FRANCE. As far as education is concerned, it’s not a question of making small adjustments. Radical changes must be made, following six main principles.
Education is the main issue for democracies and the most effective way of getting out of the crisis they are going through – a crisis of a gravity that has not been seen since the 1930s. It is the key factor in productivity, which depends on human capital in a knowledge-based economy, in social cohesion, in reducing inequality, and in making people trust their institutions.

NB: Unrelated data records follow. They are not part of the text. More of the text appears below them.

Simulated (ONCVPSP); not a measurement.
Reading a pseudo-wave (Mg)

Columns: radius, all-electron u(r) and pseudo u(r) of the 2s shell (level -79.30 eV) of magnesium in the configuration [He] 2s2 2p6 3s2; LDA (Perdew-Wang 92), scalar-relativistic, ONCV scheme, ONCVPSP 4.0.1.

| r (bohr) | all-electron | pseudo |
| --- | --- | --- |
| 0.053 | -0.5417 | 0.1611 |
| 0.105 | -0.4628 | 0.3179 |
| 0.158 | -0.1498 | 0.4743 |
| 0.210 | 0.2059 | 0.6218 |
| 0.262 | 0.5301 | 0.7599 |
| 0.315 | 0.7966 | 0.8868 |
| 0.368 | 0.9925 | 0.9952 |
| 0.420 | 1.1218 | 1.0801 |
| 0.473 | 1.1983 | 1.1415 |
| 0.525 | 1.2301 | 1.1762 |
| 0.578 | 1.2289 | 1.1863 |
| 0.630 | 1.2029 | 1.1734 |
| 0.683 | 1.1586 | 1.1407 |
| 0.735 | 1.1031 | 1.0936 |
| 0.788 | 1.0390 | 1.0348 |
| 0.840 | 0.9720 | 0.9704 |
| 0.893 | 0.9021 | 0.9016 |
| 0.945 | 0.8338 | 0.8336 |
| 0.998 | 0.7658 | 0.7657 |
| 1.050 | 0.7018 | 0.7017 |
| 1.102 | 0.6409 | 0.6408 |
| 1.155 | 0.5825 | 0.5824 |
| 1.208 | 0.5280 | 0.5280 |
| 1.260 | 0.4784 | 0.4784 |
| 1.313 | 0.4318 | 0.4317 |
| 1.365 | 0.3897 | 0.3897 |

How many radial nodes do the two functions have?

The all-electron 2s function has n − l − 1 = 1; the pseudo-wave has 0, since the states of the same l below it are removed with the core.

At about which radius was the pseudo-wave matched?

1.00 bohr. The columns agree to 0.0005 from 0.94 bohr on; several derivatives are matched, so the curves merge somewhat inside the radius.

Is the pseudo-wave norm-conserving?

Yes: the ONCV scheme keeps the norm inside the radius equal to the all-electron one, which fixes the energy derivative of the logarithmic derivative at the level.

The collapse of the French education system is a major hindrance to rebuilding the country, and one of the most disturbing weaknesses for the future. It is a systemic crisis. Since 2000, France has slipped back from 15th and 11th in the Pisa rankings in reading and mathematics to 23rd and 25th respectively. 40% of children in the first year of secondary school (age 11) no longer have basic skills in reading, writing and arithmetic. There is also a marked fall in standards in higher education, where the fall in the quality of research has meant a drop from 5th to 12th place in world ranking with regard to contributions to the most frequently referenced publications.
The reasons for the mess that the French education system has got into do not lie in a lack of resources but in their misuse within an obsolete organization. France spends 6.7% of its GDP on education, which is higher than average for developed countries. But schools take up 5.2% of GDP as opposed to 4.9% in OECD countries, whilst only 1.5% goes on higher education with its 2.7 million students, as opposed to 1.7% for the UK and 2.5% for the USA. The real reasons, as the Cour des Comptes [the Court of Audit] has pointed out, are the paralyzing centralization of the system, the lack of autonomy for individual establishments, the archaic and rigid system governing teachers’ status, and in inadequate testing.
The reforms carried out during Emmanuel Macron’s presidency have had contrasting effects and have tended to make the situation worse. Two of them have been excellent: the facility for children in primary schools in deprived areas to repeat their first years, and the spectacular relaunch of apprenticeships. However, these cannot compensate for the disastrous secondary school reform that split classes and ruined the teaching of maths and science: only 37% of children in their final year of high school are still studying maths, which has fallen by 18% in terms of hours taught in secondary education as a whole. After abandoning the humanities and ancient languages, all the areas of excellence have been liquidated. This has had the effect of drying up recruitment for the classes préparatoires [preparatory classes for the grandes écoles, see below], and therefore auguring the eventual disappearance of the grandes écoles [higher education institutes that are more prestigious than universities]. Lastly, teachers have been given considerable salary increases without any increase in working hours, hours of presence, or time spent in team-working.
The extent of the damage to the educational system have finally come to light after having been concealed for years. More and more teachers are resigning, which worsens the growing problem of attracting new talent, particularly in science subjects. The economy’s productivity, and thus its growth, is condemned to stagnate whilst one out of two jobs in the the private sector is filled by someone who is underskilled. Illiteracy and innumeracy abound, accentuating France’s disengagement with the democracies of America, Asia and Northern Europe.
It’s not a question of making small adjustments. Radical changes must be made, following six main principles:
- A programming act that combines more effective spending on schools and investment in higher education to the tune of 2% of GDP, in return for the loosening up of enrolment regulations;
- Recognition that schools and universities should have full autonomy;
- Removal of the 20% ceiling (in terms of a percentage of all educational facilities) placed on private schools at all levels, as private schools produce far better results and yet recruit from the same pool of teachers and over the same geographical area;
- Better training for teachers, and annualization of working hours
- Reintroducing appreciation of work, excellence and merit;
- Defense of academic freedom, as defined by respect for knowledge as the objective, and for the scientific method.
Leibniz rightly said that “education is able to do everything” and that the one who masters education can change the world. Education is, more than ever, the most productive investment for a country and the best way of putting France back among the major powers of the 21st century.